We all have seen the classic film “Escape to Victory“, where the dream team of Pelé, Bobby Moore, in the company with Sylverster Stallone and Michael Caine, manages to escape from prisoner-of-war camp during the football match against a German team composed by Nazi soldiers. However, few people know that the plot of this football classic is based on a true story.
After Adolf Hitler’s army had invaded the Soviet Union in 1941, the Nazi government of the zone did not want to look like cruel despots in the eyes of the local population, so they tried to create an illusion of a prosperous life by organizing cultural and sport events. Until that time football had become extremely popular in Eastern Europe, and one of the more successful teams in Ukraine was Dynamo Kiev. But after German invasion the national league had been abolished and the players were captured and sent in war camps as prisoners.
In the Spring of 1942, the former Dynamo goalkeeper Mykola Trusevych was released and, with the support of his boss at Bakery Number 3, began to look for his old team-mates. Trusevych found eight former Dynamo players, and, accompanied by three from rivals Lokomotiv Kiev, founded the local military team under the name F.C. Start. The several victories of the team had aroused German occupiers’ curiosity: indeed, the team had turned a spark of hope on for the zone’s citizens and Nazi authorities decided that a rematch would be played between Start and Flakelf, the Luftwaffe team already beaten by Start. This would be used as a propaganda tool for the Germans, Flakelf’s victory would have shown the German supremacy against the local team.
The match had been set in the Zenit Stadium in Kiev and refereed by an SS officer. The exact size of the crowd was unknown but it is said that the heavy police presence did not deter the people of Kiev coming out to support their team against the occupiers: this was not just a football match for them, it was a battle between Ukraine and Germany. Before the match the referee entered the Start dressing room and instructed the players to perform the Nazi salute before the match. The Start players refused, and instead gave their own slogan, as a demonstration of their indomitable strength.

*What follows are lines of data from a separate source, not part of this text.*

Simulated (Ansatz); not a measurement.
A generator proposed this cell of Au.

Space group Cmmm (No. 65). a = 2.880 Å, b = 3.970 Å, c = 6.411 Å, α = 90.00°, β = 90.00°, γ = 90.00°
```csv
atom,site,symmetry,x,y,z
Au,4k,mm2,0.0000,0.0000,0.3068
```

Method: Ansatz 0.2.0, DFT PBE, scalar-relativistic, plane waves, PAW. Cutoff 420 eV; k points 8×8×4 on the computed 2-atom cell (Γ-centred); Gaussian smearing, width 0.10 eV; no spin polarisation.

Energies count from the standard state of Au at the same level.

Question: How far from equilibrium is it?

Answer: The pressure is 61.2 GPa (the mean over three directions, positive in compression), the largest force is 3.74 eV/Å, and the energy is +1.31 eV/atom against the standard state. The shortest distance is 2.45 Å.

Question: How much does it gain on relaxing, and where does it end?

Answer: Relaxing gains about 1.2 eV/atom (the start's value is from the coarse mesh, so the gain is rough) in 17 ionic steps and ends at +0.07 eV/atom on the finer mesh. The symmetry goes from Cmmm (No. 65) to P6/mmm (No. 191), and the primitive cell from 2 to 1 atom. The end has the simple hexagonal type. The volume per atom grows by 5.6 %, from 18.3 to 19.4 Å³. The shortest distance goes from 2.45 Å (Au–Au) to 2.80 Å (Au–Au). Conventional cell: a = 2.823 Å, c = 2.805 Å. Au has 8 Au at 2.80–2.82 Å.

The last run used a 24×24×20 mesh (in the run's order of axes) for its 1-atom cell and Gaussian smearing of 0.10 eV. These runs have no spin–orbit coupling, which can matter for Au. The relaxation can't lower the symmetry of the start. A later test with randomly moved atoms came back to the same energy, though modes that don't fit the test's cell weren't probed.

The Start players were certainly aware that it was in their interest to lose the match. Nevertheless, at the end of the first half F.C. Start was in the lead with the result of 3-1. At the end of the game Start led 5-3 and the referee did not even allow the match to reach 90 minutes, trying to avoid further embarrassment for the Luftwaffe side.
There are numerous myths that surround the events that took place after the game, but it is thought that the team was broken up shortly after and the players were sent to various work camps.
Nowadays their bravery is remembered as a timeless and unique example of patriotism in sport.